Number 1. Joint and Several Liability
I occasionally see references to the nature of ALMA member’s liability as “Joint and Several”. This is a serious misstatement.
In fact, ALMA members are NOT, and never have been, subject to joint and several liability.
As provided in ALMA’s bye-laws, members’ liability is “several and not joint”.
There’s a big difference.
Joint and several liability exists, for example, in federal maritime tort law when a plaintiff sues and wins a judgment against multiple tortfeasors. The plaintiff may collect the full value of the judgment from any single one of the defendants, even a defendant only 1% responsible for the plaintiff’s damages. That defendant must then seek contribution from the co-defendants through third party legal action. This is clearly inequitable in many instances.
“Joint and several” liability can leave one party “holding the bag”.
This most definitely is NOT the nature of the liability of ALMA members. The ALMA Bye-Laws provide, in Article V, Section 5.1:
“The Members accepted for and provided with insurance coverage by the Association shall severally and not jointly, but each in its own name only, mutually insure each other in accordance with the provisions in the Member’s Coverage Agreement and the provisions of these Bye-Laws ….”
Should a Supplementary Contribution (or Call) ever be necessary then each member’s liability will be based on that Member’s Contribution for that Underwriting Period in relation to the total of all Contributions for that period.
Each ALMA member will only be responsible for its fair share.

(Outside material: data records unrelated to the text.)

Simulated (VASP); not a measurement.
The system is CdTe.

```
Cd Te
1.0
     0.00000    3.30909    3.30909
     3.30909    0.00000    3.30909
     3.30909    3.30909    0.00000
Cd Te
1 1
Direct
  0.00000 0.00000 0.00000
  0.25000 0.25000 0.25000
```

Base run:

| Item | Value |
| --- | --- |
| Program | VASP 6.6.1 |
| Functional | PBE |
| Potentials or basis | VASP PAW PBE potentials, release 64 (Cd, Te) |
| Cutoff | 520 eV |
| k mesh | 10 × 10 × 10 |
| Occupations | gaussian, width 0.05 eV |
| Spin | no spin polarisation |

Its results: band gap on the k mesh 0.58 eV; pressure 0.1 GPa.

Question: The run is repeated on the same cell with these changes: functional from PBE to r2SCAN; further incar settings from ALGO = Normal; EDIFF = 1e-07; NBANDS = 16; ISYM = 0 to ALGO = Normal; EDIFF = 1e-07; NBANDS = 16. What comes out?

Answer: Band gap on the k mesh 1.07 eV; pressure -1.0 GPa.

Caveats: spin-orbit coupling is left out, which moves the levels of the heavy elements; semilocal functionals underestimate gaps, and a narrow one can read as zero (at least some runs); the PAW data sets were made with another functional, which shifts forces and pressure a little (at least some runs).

NOTE: ALMA has never had the need for a Supplementary Contribution or Call. ALMA’s Underwriting and Reserving are designed so that the necessity of a Supplementary Contribution or Call at any time is extremely unlikely.
Note Number 2. Hearing Loss Claims
Recently I complained about the lack of equity for maritime employers in the adjudication of hearing loss claims under the Longshore Act.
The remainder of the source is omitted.